When I was little, my granddad managed the produce section at the local IGA (that’s a grocery store, in case you don’t recognize the name). He was a proud man. His department was clean, well-organized and fresh. He had very strict rules about who was allowed in particular areas. He was a Marine; of course, there was structure. The two exceptions were my sister and me. We had the run of the place. We would burst through the swinging doors to the back area. Employees would look up to shoo us off; then they would recognize us and point to where he was. It’s not exactly John John’s Oval Office access, but to us, it was big stuff.
To this day, I am very picky about meat and produce. Granddad said you could judge a grocery store by those two departments. I believe almost everything he told me. I have been known to regularly drive across town to food shop because the neighborhood grocery store’s produce gave me the skeeves.

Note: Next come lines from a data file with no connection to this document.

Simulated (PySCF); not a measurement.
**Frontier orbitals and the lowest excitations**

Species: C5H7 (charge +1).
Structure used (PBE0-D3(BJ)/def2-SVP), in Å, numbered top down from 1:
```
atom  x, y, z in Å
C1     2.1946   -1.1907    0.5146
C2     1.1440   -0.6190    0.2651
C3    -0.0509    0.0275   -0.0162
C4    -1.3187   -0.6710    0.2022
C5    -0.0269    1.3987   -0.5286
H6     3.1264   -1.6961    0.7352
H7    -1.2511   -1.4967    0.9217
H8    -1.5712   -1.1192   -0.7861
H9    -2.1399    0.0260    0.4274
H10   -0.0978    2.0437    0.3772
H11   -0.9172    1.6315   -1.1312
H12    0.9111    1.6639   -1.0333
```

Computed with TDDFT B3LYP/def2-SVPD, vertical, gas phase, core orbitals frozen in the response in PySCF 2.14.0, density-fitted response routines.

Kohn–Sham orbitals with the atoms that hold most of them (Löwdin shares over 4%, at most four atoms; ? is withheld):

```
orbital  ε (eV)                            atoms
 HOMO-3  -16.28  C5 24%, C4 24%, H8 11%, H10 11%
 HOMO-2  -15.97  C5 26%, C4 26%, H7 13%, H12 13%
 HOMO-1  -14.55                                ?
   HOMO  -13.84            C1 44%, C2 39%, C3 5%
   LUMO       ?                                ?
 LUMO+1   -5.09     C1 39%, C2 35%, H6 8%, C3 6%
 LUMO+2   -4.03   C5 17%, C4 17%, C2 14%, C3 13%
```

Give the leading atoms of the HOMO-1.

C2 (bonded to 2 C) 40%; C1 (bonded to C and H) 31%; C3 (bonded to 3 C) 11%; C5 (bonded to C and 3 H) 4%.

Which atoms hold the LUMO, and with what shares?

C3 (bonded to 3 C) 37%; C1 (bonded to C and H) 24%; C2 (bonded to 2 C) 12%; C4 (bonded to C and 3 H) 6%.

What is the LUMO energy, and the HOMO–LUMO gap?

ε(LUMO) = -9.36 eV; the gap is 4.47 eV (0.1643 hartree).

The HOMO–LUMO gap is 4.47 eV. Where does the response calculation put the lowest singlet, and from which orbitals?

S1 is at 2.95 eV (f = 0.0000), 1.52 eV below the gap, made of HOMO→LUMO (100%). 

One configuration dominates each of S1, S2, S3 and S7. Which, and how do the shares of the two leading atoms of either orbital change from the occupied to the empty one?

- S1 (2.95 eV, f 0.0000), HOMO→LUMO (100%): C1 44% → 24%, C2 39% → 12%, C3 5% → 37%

So I was kind of excited to get an invitation to tour the new Kroger Marketplace in West Little Rock. Despite not being much of a cook, I dig grocery stores. I also like the post office, but that’s another issue. A group of bloggers from town were invited to see it in advance of the ribbon cutting. (full disclosure: they offered us samples of sushi, fruit, cake, hummus and lots of other stuff. I ate every bit of it. They even gave us some coupons, cashews and coffee for our trouble. I took those. I am not a woman who turns down cookies or caffeine.)
Let’s be clear from the get-go: this is grocery store. It has some pretty cool features, but at the end of the day, they sell milk and bread. If you’re looking for soul-changing experience, best to look elsewhere. If you’re looking for a large store with some features new to the sad situation that is Arkansas retail, check it out. Also, important to note: almost all of us on the tour know each other. We’re friends. So we behaved like 12-year-olds, when given the opportunity.
I was pretty sure I was gonna get thrown out of the joint when they were bragging at the bakery about their ability to put your child’s photo on a cake so you can cut. into. his. face. and then eat it. I suggested an even better idea would be to put an ultrasound photo on a baby shower cake, then people could eat the fetus. The very indulgent manager went along with me for a few questions before he realized I’m a lunatic. Then he just stopped talking to me. Most people would have had me removed from the premise for suggesting his department was a cake wreck waiting to happen, so I give him credit for just handing me chocolate and moving me along.
This was absolutely not my granddad’s IGA. It has a jewelry store, for crying out loud. It also has a fairly large “Home” section. So you can get yourself some fruit, flowers and you know, art and a diamond, if you want. It’s a concept that’s worked well for them in other cities for about 20 years. Yes, it takes that long for something like this to get to Arkansas.
There had been no customers yet when we went in, so the presentation was marvelous. It has all the new store shine to it; that’s always kinda fun. It’s definitely got the upscale products you would find in a Whole Foods or Fresh Market, but it’s still Kroger, so there are Value branded items and pop tarts. I have a Monkey Boy; I care about those things.
Sofas and tennis bracelets aside, what I think people will like are novelty features. I missed this on the tour, but I’m told by friends, they allow you to create your own six-pack of beer. That’s a nice way to try new brews. Another fun feature: make your own peanut butter. In the bulk food section, there are machines filled with various types of peanuts. Grab a container; push a button; presto – chango: peanut butter. My friend Sarah demonstrates:
But really what made me the happiest, was the “Sonic at the Kroger” drink machine. Yes, indeed, you can make your own fountain Coke with flavor shots. I’m from Russellville. Things like this impress me.
There was a Pepsi machine too, but who would use that? Savannah made her favorite: vanilla, cherry Dr. Pepper.
Overall, I was impressed. Not too terribly much by the building, but by the department managers we met. They reminded me of my granddad, honestly. They seemed to genuinely care about the food they make and sell. Many of them expressed a desire to help customers select the proper food to feed their families, whether in the high priority meat and produce departments, or in the prepared, discount or organic food departments.
Hands down, the absolute best woman on the planet may be Linda in the bread department. She was genuinely excited to show us how customers could slice their own bread. Even when the whole demonstration was derailed by an unplugged slicer and an unruly crowd, her genuine enthusiasm for opening the new store was undeterred. I think Linda and my granddad would have gotten along well.
(Please forgive the terrible video. I’d had about four vanilla diet cokes from the magic machine at this point)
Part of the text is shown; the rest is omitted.